With the holidays approaching, one of the most discussed questions at STATWORX was whether we’ll have a white Christmas or not. And what better way to get our hopes up, than by taking a look at the DWD Climate Data Center’s historic data on the snow depth on the past ten Christmas Eves?

But how to best visualize spatial data? Other than most data types, spatial data usually calls for a very particular visualization, namely data points overlaying a map. In this way areal data is automatically contextualized by the geographic information intuitively conveyed by a map.

The basic functionality of ggplot2 dosen’t offer the possibility to do so, but there is a package akin to ggplot2 that allows to do so: ggmap. ggmap was written by David Kahle and Hadley Wickham and combines the building blocks of ggplot2, the grammar of graphics as well as the static maps of Google Maps, OpenStreetMap, Stamen Maps or CloudMade Maps. And ggmap allows to make really fancy visualizations:

​Above-average snow depth on Christmas Eve (2008-2017)

(The original functionalities of ggmap used to be somewhat more general, broad and “barrier-free”, but since those good old days – aka 2013 – some of the map suppliers changed the terms of use as well as mechanics of their APIs. At the moment, the service of Stamen Maps seems to be the most stable, while also being easily accessible – e.g. without registering for an API that requires to provide some payment information. Therefore, we’re going to focus on Stamen Maps.)
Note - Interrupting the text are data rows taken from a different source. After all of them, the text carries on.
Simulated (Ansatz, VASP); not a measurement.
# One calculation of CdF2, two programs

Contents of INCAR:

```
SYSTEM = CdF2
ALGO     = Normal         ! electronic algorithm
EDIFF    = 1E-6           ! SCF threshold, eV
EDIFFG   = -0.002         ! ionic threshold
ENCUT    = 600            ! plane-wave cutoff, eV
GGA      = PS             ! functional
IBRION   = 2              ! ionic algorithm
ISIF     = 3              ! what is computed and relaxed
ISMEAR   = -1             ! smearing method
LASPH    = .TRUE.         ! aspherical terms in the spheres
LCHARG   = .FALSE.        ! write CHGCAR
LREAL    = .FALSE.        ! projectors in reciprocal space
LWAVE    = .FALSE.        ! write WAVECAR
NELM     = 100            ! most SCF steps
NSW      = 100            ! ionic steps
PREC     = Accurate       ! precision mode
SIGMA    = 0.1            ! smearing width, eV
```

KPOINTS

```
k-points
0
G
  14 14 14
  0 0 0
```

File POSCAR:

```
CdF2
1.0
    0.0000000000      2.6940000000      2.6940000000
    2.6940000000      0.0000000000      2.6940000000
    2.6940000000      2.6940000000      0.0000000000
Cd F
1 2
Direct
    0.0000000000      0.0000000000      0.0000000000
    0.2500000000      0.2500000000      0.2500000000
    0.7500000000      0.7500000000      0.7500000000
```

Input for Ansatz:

First things first: the map

Conveniently, ggmap employs the same theoretical framework and general syntax as ggplot2. However, ggmap requires one additional step: Before we can start plotting, we have to download a map as backdrop for our visualization. This is done with get_stamenmap(), get_cloudmademap(), get_googlemap() or get_openstreetmap() or the more general get_map(). We’re going to use get_stamenmap().

To determine the depicted map cutout, the left, bottom, right and top coordinates of a bounding box, have to be supplied to the argument bbox. Conveniently, there is no need to know the exact latitudes and longitudes of each and every bounding box of interest. The function geocode_OSM() from the package tmaptools, which whenever possible returns the coordinates of a search query consisting of an address, zip code and/or name of a city or country.

library(scales)
library(tidyverse)
library(tmaptools)
library(ggimage)
library(ggmap)

# get the bounding box 
geocode_OSM("Germany")$bbox
# returns:
#   xmin      ymin      xmax      ymax 
#   5.866315 47.270111 15.041932 55.099161 

The zoom level can be set via the zoom argument and can range between 0 (least detailed) and 18 (most detailed, quick disclaimer: this can take a very long time). The zoom level determines the resolution of the image as well as the amount of displayed annotations.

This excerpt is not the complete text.